Easier to prove Gray wrong
There is often so much to respond to in a single Sue Gray editorial, but the ideological hub of her viewpoint is no better summed up than in a single statement provided in her April 6 letter: “We will never know whether Hitler or Hussein could have been deterred by non-violent means.” History might be useful in subjecting such wayward theory to actual evidence:
Nazi Germany: Hitler’s military power did not materialize overnight. It took place over the course of several years, in which France and Britain capitulated to one violation of the Treaty of Versailles after another (all in a desire for peace that Hitler was more than willing to exploit). The horror of World War I left much of Western Europe with an experience-based antipathy for war (far more heartfelt than the theoretical protestations of Ms. Gray) that resulted in a decade-long policy of “non-violence” she embarrassingly alleges was never attempted. The result? A massively armed Nazi Germany based in Czechoslovakia, Poland, Holland, France, Russia and over the skies of Britain.
Baathist Iraq: In his bid for the approval of the United Nations and other non-violent “moderates” in 1991, George Bush Sr. chooses sanctions over invasion, and inspires Saddam’s slaughter of tens of thousands of Kurds and Shiites, not to mention the slow, gradual destruction of Iraqi infrastructure and human life.
Some other “non-violence” success stories range from Stalinist Russia and Maoist China to the more minor leagues of Tojo Nanking and Hutu Rwanda.
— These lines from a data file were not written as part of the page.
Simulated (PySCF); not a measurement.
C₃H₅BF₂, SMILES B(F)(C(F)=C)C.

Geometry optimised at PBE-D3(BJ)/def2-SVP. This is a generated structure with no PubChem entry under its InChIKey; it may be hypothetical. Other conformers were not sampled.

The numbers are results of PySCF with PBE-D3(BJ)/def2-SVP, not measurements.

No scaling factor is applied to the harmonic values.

The list goes on an on. Of course, “put a flower in the barrel of a gun” types often retort with confused yaks from behind a self-induced cloud of relativism that renders one incapable of distinguishing the Bataan Death March from Doolittle’s Raid. As crass as civilized discussion can permit, there is no shame in characterizing such analysis as idiotic. Gray hasn’t even brought herself full circle on the “cycle of violence” metaphor, which would inevitably require protest over the attacks on the Taliban. Apart from “research” to determine what the United States did “to merit” 9/11, Gray has yet to muster one letter or publicized visit (which is, obviously, no visit at all) on Afghanistan’s behalf.
What do we get instead? In a case study of greenhorn narcissism that mistakes tenacity for veracity, Gray chides me for responding to her editorials “when everyone else appears to have given up trying to prove [her] wrong.” Yes, bowing to Ms. Gray’s superior wisdom and virtue, everyone has stopped their attacks when I “frantically” come apart at the seams trying to assassinate her character in lieu of responding to standard “win without war” theory. Call me a dead-ender, but it strikes me as much easier to prove Gray wrong than it is to just shut her up.